Table 2 Number of phishing certificates for each m

$m = 1$	$m = 2$	$m = 3$	$m = 4$	$m \geq 5$	Total
956	468	110	70	30	1,634

4 Data

In this study, we leverage the following two certificate datasets: the blacklisted certificates used for creating templates and certificates issued by free CAs for searching phishing websites in the wild. To collect the certificates of the phishing websites, we use the data collected from OpenPhish [30], a publicly available collection of phishing URL feeds. We note that our analysis is not limited to these data and can be applied to other blacklists such as Phishtank. We collect the phishing URLs from October 2018 to January 2019. For each URL we collect, we obtain the corresponding certificates stored at CT log servers by using the Censys database [1] (See Section 2). In total, we extract 2,638 unique certificates. After we apply the data preprocessing described in Section 3.2, we obtain 1,634 unique certificates, which were reported as having been used for the phishing websites.

Table 2 presents the number of certificates we derive for each m, which is the number of dots in a CN. We can see that the majority of certificates had CNs with a small number of dots; $m \leq 2$ for more than 87% of the certificates, while a non-negligible number of certificates had CNs with a large number of dots; $m \geq 4$ for more than 5% of the certificates. The high variability of m implies that we need to carefully adjust the thresholds for finding the certificates that have visually similar CNs.

We inspect the CAs that issued the certificates used for phishing websites and found that the majority were issued by two free CAs; 852 (50.9%) of them were issued by Let’s Encrypt and 714 (42.7%) are issued by cPanel [8]. Thus, HTTPSified phishing websites can be efficiently identified by searching for the CT logs of these CAs. Given this observation, we collect the certificates issued by these two CAs. We collect 38,669,178 certificates issued by these free CAs; 54.9% of these were issued by Let’s Encrypt and the remaining 45.1% by cPanel. We use these data as the basis of our analysis shown in Section 5.3, in which we aim to discover phishing websites.

5 Results

In this section, we present the results using the framework described in Section 3 and the data presented in Section 4. We first present the detected clusters of TLS certificates (Section 5.1), and the templates extracted from the clusters (Section 5.2). Next, we present the discovered phishing certificates using the templates (Section 5.3) and then validate them (Section 5.4). Finally, we perform an in-depth analysis of the detected phishing certificate through a case study (Section 5.5). We demonstrate that the analysis enables the learning of the infrastructure of the phishing websites.

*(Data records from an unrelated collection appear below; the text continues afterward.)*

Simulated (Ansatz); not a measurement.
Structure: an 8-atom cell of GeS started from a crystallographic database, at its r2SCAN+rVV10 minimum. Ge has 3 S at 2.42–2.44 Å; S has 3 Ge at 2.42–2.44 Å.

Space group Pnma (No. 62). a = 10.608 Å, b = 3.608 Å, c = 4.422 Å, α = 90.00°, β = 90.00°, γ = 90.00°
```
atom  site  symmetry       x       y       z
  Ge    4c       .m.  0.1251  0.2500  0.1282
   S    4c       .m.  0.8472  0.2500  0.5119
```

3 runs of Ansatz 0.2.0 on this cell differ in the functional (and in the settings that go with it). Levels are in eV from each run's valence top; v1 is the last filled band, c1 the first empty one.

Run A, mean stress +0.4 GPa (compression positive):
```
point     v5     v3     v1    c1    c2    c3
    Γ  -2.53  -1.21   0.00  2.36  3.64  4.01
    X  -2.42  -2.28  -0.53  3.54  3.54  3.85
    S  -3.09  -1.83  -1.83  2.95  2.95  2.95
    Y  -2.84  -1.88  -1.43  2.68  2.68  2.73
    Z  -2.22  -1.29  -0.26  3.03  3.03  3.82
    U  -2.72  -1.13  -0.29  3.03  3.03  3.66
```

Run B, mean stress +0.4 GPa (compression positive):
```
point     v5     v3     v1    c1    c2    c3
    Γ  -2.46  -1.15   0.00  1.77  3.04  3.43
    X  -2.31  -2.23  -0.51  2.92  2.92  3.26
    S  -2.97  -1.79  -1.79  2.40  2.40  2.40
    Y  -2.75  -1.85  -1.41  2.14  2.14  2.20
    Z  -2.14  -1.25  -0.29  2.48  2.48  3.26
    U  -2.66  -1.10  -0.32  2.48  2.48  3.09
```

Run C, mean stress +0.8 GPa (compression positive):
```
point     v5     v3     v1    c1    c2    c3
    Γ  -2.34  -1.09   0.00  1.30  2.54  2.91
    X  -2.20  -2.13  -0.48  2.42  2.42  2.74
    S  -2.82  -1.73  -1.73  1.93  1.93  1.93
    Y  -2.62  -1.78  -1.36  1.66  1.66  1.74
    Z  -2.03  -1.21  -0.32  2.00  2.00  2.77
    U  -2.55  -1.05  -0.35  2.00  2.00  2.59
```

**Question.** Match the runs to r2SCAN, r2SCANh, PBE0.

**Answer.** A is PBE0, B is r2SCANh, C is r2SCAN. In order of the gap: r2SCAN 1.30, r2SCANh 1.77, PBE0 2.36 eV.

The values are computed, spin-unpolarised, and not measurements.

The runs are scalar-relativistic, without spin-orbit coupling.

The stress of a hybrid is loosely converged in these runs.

5.1 Clusters of Certificates

Applying the DBSCAN algorithm to the CNs of the phishing websites resulted in 106 of distinct clusters. These clusters include 341 (20.8%) certificates out of 1,634, which is the number of certificates covered in this study. We note that the remaining 1,293 of certificates were not grouped into any of clusters due to the configuration of the DBSCAN algorithm, i.e., $minPts = 2$ . This observation implies that there are varieties of certificates targeting various websites, using different schemes. We conjecture that by increasing the sample size of phishing websites, the clustering process will generate more clusters.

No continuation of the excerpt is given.